Thought you had verified your SoC? You probably only did half…

By Anders Nordstrom |  1 Comment  |  Posted: January 5, 2016
Topics/Categories: EDA - Verification  |  Tags: , , ,  | Organizations:

Anders Nordstrom, senior corporate applications engineer, Verification Group, SynopsysAnders Nordstrom is a senior corporate applications engineer in Synopsys’ Verification Group working on formal methodology and features on the VC Formal tool. He has 20 years’ experience in assertion-based verification and formal property verification, in EDA and as a verification engineer.

…that is, if you’re not using formal property verification (FPV) in your verification flow.

Why do I say this? The major objective of SoC functional verification is to ensure that the design is performing its intended function correctly. This is usually done in simulation by creating lots of stimuli for the design under test, representing real use cases, and checking the responses. This continues until functional and code coverage metrics indicate that all scenarios in the verification plan have been covered and that all the significant blocks have been exercised.

However, another, often overlooked objective of SoC verification is ensuring that the design is not performing, or allowing, incorrect functionality or behaviors. These may sound like similar objectives, but they are vastly different. This second, and, arguably, equally important objective, given today’s focus on security and reliability, cannot be met with simulation-based techniques. Exhaustively validating the absence of functionality or behaviors requires the use of advanced formal verification technologies and FPV applications.

Incorrect functionality and behaviors in a SoC can be completely independent of the intended functionality, and can range from high-level unexpected behaviors such as system deadlocks or allowing reads of protected memory locations, to lower-level functions such as allowing multiple masters on a bus at the same time, or writing to a full FIFO. Incorrect functionality and behavior often impact the safety or security of a product, and hence can be very expensive – and even dangerous – to overlook.

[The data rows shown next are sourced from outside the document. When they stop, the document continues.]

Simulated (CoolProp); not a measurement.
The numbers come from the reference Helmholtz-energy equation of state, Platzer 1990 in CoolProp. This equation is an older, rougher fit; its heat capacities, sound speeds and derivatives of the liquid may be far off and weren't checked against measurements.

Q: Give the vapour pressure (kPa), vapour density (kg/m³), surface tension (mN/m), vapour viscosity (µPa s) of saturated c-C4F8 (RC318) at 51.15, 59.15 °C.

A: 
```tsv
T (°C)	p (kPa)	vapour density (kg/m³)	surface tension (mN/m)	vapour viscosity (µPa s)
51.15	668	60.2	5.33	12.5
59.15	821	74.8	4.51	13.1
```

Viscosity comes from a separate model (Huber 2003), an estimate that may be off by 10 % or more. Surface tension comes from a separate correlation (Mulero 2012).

Simulation techniques can never show that a behavior will never happen – something not happening in N clock cycles does not prove anything for N+1 clock cycles. If you try to read a protected memory location without the right permissions in simulation, and it fails, you only know that it failed once. You don’t know if it will fail after the 100th time or the 375th or at the end of the simulation. No matter how many simulations you run, you can’t say for sure that it is impossible to access the memory location.

Mathematical proof-based formal verification technologies are needed to verify that an incorrect behavior can never happen, such as those found in today’s advanced FPV tools. FPV tools allow you to write properties which precisely define the specific behaviors of interest, either intended or illegal, that you wish to verify. For example, in a FIFO, the read and write logic is supposed to ensure that you can never read from an empty FIFO or write to a full FIFO. This behavior can be expressed in SVA as:

assert property (@(posedge clk) !(full && push))
assert property (@(posedge clk) !(empty && pop))

When simulating, these conditions will be checked on every clock cycle. If they never fail it does not mean that it cannot happen, only that it has not yet been seen. In contrast, by using an FPV tool to verify the assertions, it is possible to prove that the illegal conditions can never happen, no matter how long simulations are run.

So if you are employing only simulation-based verification, and are not using FPV tools in your verification flow, chances are that you are only verifying half of your design.